The Board of Education had asked John Porcelli, MHS' assistant principal in charge of athletics and activities, to slice $100,000 from next year's athletics budget.
As a result, four assistant coaches and an equipment manager were removed and various expenditures were trimmed. Porcelli looked at all sports programs, deciding that girls gymnastics and coed golf were the least popular. Gymnastics was ultimately cut because the high school has more girls' teams than boys' teams.
Across the country, the biggest fall in revenue on record–mostly the result of widespread unemployment caused by the recession–has maligned one state budget after another.
Springing into action, the MHS gymnastics team organized a pancake breakfast and raffle as well as a giant yard sale in mid-June in order to help defray lost funding.

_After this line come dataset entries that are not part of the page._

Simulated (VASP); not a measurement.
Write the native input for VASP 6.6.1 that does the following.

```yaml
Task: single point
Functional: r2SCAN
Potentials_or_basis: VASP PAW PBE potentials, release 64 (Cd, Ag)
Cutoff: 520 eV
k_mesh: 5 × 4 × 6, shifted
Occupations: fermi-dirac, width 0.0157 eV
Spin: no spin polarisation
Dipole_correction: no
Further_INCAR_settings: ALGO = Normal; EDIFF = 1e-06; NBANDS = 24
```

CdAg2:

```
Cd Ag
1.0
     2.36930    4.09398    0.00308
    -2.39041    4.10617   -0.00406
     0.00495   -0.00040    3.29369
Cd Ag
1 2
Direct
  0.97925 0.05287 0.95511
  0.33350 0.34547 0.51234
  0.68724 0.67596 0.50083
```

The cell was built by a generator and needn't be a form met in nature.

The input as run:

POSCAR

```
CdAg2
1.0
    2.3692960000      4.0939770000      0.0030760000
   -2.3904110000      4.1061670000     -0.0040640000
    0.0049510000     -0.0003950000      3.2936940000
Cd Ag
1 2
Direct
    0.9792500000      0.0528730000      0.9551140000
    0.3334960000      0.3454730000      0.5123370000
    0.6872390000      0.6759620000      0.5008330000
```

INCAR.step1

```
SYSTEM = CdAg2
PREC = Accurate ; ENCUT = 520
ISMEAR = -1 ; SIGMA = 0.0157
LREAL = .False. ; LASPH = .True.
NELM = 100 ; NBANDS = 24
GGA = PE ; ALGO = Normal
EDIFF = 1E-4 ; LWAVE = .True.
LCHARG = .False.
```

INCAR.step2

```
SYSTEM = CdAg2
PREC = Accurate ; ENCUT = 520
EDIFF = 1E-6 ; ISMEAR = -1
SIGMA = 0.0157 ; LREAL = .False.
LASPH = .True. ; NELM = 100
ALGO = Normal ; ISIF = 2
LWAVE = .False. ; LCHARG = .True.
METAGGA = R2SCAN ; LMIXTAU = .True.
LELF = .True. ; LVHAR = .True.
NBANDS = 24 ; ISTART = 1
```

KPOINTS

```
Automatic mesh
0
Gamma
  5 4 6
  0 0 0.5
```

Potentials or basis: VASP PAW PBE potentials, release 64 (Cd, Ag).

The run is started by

"We need to keep the team going because otherwise we wouldn't have a way to learn," said Shannon Toomey, 17. "You'd have to pay to go to a private gym to do gymnastics.
"We are really motivated to keep this team going and we're sure we'll raise the money," she said.
Head coach Jamie Graham, who's also an elementary school teacher in Nutley, said that as soon as the community found out that the Mounties would lose funding it leapt to the rescue.
"The principal basically said 'you aren't going anywhere' and just has been very supportive," she said.
Graham said her team plans to begin practice in the MHS gym in mid-August to prepare for their next season–just like always.
"This team is a very young but growing team," she said. "It's an open team and there are no tryouts."
Other fundraising efforts will include a cartwheel-a-thon that will have people pledging a certain amount per cartwheel performed in a five-minute period.
Thorsteinsdottir said she's headed to the University of Iowa in the fall but is so dedicated to the gymnastics team that she plans to help with fundraising efforts over the summer.
"Every coach talks about their team having chemistry but we really are like a big family," she said.
"I woke up at 7 a.m. to help with this [pancake] breakfast," she said. "That's how much I want the team to continue."